Riding on the heels of much better passenger traffic this year, Sydney Airport said on Friday that its terminal operations garnered a double-digit spike in earnings for the first half of calendar 2010, which about 12.9 percent higher from the previous corresponding period last year.

Sydney Airport chief executive Russell Balding said that its earnings before interest, tax, depreciation and amortisation (EBITDA) for the six months leading to June 30 was $367.23, noting that the figures excluded the company's non-recurring expenses and actually registered much better numbers from its passenger growth.

The airport management said that traffic on the terminal saw an increased of 9.4 percent in the first half of the year as it attributed the strong performance to solid Australian outbound demand and growth in inbound markets, coming from passengers in New Zealand, the US, China and Korea.

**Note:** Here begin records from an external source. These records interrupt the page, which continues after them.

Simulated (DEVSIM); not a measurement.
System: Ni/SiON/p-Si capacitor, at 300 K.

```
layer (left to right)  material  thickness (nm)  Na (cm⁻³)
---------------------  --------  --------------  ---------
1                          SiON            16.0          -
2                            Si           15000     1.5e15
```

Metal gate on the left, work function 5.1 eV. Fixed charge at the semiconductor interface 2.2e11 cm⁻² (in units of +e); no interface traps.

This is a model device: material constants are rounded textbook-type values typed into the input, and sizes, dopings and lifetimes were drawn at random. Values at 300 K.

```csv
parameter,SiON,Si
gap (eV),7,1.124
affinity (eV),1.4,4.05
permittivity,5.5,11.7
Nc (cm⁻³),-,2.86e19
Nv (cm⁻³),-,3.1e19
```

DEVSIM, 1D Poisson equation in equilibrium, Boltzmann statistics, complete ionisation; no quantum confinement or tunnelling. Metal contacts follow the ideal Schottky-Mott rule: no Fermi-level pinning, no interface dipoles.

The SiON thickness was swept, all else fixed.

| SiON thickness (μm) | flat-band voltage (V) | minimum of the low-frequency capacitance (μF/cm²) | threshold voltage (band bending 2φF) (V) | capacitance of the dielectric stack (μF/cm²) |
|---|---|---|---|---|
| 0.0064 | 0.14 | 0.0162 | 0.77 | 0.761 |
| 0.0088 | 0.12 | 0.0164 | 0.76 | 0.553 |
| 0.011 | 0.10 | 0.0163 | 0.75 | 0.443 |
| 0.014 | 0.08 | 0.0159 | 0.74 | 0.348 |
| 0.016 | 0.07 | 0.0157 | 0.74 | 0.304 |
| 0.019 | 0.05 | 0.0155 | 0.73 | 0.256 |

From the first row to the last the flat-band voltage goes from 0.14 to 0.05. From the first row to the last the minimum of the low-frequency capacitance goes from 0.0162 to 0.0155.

MAp Group chief executive Kerrie Mather is happy for the strong performance delivered by Sydney Airport, stressing that "this excellent performance was driven by double digit growth in domestic capacity and materially higher load factors on international routes."

The facility is 74 percent owned and operated by MAp, which was the former Macquarie Group satellite fund that morphed into a standalone entity in October last year.

MAp also reported that the terminal's revenue jumped by 11.9 percent to $452.62 million, while its retail revenue and aeronautical revenue soared by 12.2 percent and 17.6 percent respectively.